Boeing’s Starliner crew capsule, which has faced numerous delays, has experienced another setback.
Engineers recently discovered a problem with the spacecraft’s parachute system and identified flammable tape around the wiring harnesses inside the vehicle, leading to the postponement of the first launch of astronauts on the Starliner. These technical issues come on top of previous setbacks related to software, valves, and other components of the spacecraft.
Just like it’s stated in the very short update published by Boeing, Mark Nappi, Boeing’s vice president and program manager for the Starliner spacecraft, emphasized during the Teleconference the priority placed on safety in light of the recent challenges.
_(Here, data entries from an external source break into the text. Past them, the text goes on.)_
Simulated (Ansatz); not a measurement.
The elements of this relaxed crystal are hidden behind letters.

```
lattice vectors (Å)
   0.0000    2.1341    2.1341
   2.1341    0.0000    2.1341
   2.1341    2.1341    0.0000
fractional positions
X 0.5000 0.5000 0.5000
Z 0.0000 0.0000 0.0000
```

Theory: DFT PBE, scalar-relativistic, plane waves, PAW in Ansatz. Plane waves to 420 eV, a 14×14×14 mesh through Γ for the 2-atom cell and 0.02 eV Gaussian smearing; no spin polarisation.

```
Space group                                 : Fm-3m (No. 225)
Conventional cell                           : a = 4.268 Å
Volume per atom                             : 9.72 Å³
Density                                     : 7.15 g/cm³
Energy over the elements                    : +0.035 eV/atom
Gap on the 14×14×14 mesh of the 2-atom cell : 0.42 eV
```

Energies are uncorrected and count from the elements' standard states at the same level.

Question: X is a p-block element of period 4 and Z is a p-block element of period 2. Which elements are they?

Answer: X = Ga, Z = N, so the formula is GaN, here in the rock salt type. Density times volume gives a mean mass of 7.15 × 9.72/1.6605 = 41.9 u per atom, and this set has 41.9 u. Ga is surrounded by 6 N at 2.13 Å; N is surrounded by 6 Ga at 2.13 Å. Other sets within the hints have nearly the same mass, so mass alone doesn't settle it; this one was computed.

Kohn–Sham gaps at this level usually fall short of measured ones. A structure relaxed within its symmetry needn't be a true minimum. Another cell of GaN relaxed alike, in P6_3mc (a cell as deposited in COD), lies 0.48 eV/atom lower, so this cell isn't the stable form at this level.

While the delays are disappointing, Nappi emphasized that the team is making the necessary choices to ensure the spacecraft’s reliability. The focus remains on addressing the technical issues to guarantee the safety of future missions.
“The bottom line here is safety is always our top priority. You can say we’re disappointed because that means a delay, but the team is proud that we’re making the right choices.”—Mark Nappi, Boeing’s Vice President & Starliner Program Manager
Parachute System Challenges
During recent testing and analysis conducted to certify the Starliner spacecraft’s parachute system for astronaut flights, engineers discovered that the “soft links” connecting the three main parachutes to the crew capsule were not as robust as anticipated.
These fabric soft links, of which there are eight on each main parachute, were expected to handle double the normal loads encountered during a mission. However, it was determined that the parachute connections did not meet the required safety factor.
While the issue did not impact the two unpiloted Starliner test flights conducted in 2019 and 2022, it became apparent that the soft links could fail under higher loads.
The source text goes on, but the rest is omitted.